Engelbert Humperdinck – Hänsel & Gretel Overture
Wolfgang Amadeus Mozart – Concerto in D Major for Flute & Orchestra, K.314
Peter Warlock – Capriol Suite for Full Orchestra
Georges Bizet – Carmen Suite No.1; Danse Bohème from Carmen Suite No.2

For the concerto, we are delighted to have engaged Daniel Shao. Daniel is a British-Chinese flautist raised in London. Having graduated from Oxford University and the Royal Academy, he has won many prizes including the British Flute Society Young Artist competition, and he was a televised woodwind finalist in BBC Young Musician 2024.
Daniel’s playing has been described as “shapely and silvery” (Classical Source) and possessing “virtuosity, charm, and charisma in abundance” (The Telegraph). He enjoys chamber music and outreach work, such as for Live Music Now with the Coriolis Quintet, and loves performing and creating new repertoire as a member of the contemporary collective Tangram, who explore cross-cultural Chinese existence. In his spare time, he likes guzzling coffee, sleeping, art galleries, and yoga.

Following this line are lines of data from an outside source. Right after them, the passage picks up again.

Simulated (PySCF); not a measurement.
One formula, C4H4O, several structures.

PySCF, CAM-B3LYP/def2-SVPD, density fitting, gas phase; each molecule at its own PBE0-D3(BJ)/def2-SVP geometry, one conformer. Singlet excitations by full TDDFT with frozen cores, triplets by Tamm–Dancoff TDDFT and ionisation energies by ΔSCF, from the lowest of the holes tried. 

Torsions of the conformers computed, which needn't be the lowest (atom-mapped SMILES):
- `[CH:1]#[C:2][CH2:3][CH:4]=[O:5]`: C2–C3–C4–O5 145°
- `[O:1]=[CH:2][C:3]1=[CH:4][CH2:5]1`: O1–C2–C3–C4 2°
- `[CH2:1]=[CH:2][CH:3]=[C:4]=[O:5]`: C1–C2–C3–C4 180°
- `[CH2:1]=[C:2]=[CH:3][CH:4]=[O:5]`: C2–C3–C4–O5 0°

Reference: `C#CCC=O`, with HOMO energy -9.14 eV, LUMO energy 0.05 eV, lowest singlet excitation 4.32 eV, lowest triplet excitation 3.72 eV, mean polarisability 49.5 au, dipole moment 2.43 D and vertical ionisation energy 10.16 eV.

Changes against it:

Daniel has appeared on Jess Gillam’s BBC Radio 3 programme ‘This Classical Life’, available on BBC Sounds here:
https://www.bbc.co.uk/sounds/play/m001t2xv

You can see an extract from Daniel’s Buxton Festival recital earlier in the summer here:
https://www.instagram.com/p/DMhzAcso6gd/?hl=en

On a more lighthearted note, you can hear him playing in St Pancras railway station here:
https://www.instagram.com/p/CtjvzELII98/?hl=en

Find out more about Daniel at his website:
https://danielshaoflute.com/


Engelbert Humperdinck was a German composer best known for his fairytale opera, Hänsel and Gretel, which he wrote in the early 1890s. The enchanting “fairytale play” was originally a labour of love, setting to music his sister’s writing of some verses based on the Grimm brothers’ fairytale of the same name. Humperdink later enlarged it to 16 songs with piano accompaniment, and then to a fully-fledged three-act opera.
Humperdinck himself considered the overture to be a prelude, and as with many overtures, it makes references to songs and dances in the opera including the Witch’s spell “Hocus pocus” and the final scene “The witch is dead”. It opens with the gentle hymn “Evening Prayer”, a beautiful French horn chorale, and the theme later returns in the “Prayer and dream” scene in the opera. A trumpet fanfare then starts serenely and builds to a faster section. Towards the end of the overture, all the major themes are interwoven in an elegant counterpoint that leads to a stirring climax, after which the opening horn chorale once again establishes the dreamy mood with which the opera begins.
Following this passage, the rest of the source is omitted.